Kraków’s Tram Network – You’re more likely to get robbed by plain clothes ticket inspectors than pickpockets!
We have just returned from a 5 day visit to Kraków where our experience was more than delightful but for one miserable and utterly horrendous experience we had on our single journey on the tram number 3 from Kazimierz to the vicinity of Kraków Old Town on Tuesday 9th January 2018 at approximately 9pm.
This was our first time in Poland. We purchased tickets BEFORE we boarded the tram unknowing to ‘validate the tickets’. As soon as we boarded tram number 3, we were almost immediately seized upon by two ‘ticket inspectors’ who demanded we pay a fine of nearly 300 Polish Zlotys simply because we didn't validate the tickets. Clear, visible public information and deterrents should be accessible to all and everywhere so that no one is deceived or misled. It is not sufficient to say that the need for validation is printed on the actual tickets – and in 4 different languages. The tickets are small, fiddly and not easy to read if one needs glasses.

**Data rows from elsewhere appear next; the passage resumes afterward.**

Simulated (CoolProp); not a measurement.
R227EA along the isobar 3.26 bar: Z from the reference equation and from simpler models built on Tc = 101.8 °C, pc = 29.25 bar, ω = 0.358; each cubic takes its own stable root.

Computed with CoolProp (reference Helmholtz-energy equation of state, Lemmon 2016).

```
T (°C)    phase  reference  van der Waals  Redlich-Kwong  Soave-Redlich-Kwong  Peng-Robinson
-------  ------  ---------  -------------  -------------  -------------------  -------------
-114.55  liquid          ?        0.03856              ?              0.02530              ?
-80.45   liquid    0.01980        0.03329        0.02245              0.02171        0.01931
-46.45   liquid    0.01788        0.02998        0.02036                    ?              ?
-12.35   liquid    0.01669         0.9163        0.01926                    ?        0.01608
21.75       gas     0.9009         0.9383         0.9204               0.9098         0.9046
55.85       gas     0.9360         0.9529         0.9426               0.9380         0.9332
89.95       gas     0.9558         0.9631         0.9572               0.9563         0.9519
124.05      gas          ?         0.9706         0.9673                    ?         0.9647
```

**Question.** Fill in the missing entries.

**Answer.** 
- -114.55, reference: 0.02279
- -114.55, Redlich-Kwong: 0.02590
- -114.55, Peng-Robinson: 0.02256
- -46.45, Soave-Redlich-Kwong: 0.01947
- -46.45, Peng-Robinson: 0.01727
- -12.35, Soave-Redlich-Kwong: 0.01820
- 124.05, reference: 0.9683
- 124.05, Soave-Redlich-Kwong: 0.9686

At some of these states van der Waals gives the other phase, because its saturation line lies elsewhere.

We refused to pay the unwarranted fine and were subsequently marched off the tram like criminals several stops later where I continued to protest. After several phone calls by an aggressive ticket inspector, the police arrived on a blue light in a riot van shortly followed by two more ticket inspectors. We were told the fine was mandatory. We reluctantly paid the fine after 45 mins of protesting. It took the resources of two police officers and four ticket inspectors to extort money from a tourist couple. The ticket inspectors disappeared as quickly as they had appeared as soon as the money had been force from us. We were simply abandoned late at night somewhere between Kazimierz and Kraków Old Town. According to local knowledge, these are state sponsored thugs who target tourists on popular tram routes earning commission on fines and this is the common tactic. Commission based fines simply intensifies this kind of unforgiving thuggish behaviour. This greedy ‘fine’ is unacceptable and now leaves us with a bitter experience of your City. Such primitive and disgusting tactics to mine money from tourists fall well below Western culture standards.
Our firm impression now of Kraków is that we will never return to Poland again - there are better places to visit in Europe. Although Kraków has been westernised, the authorities in Poland still possess a post-Soviet attitude.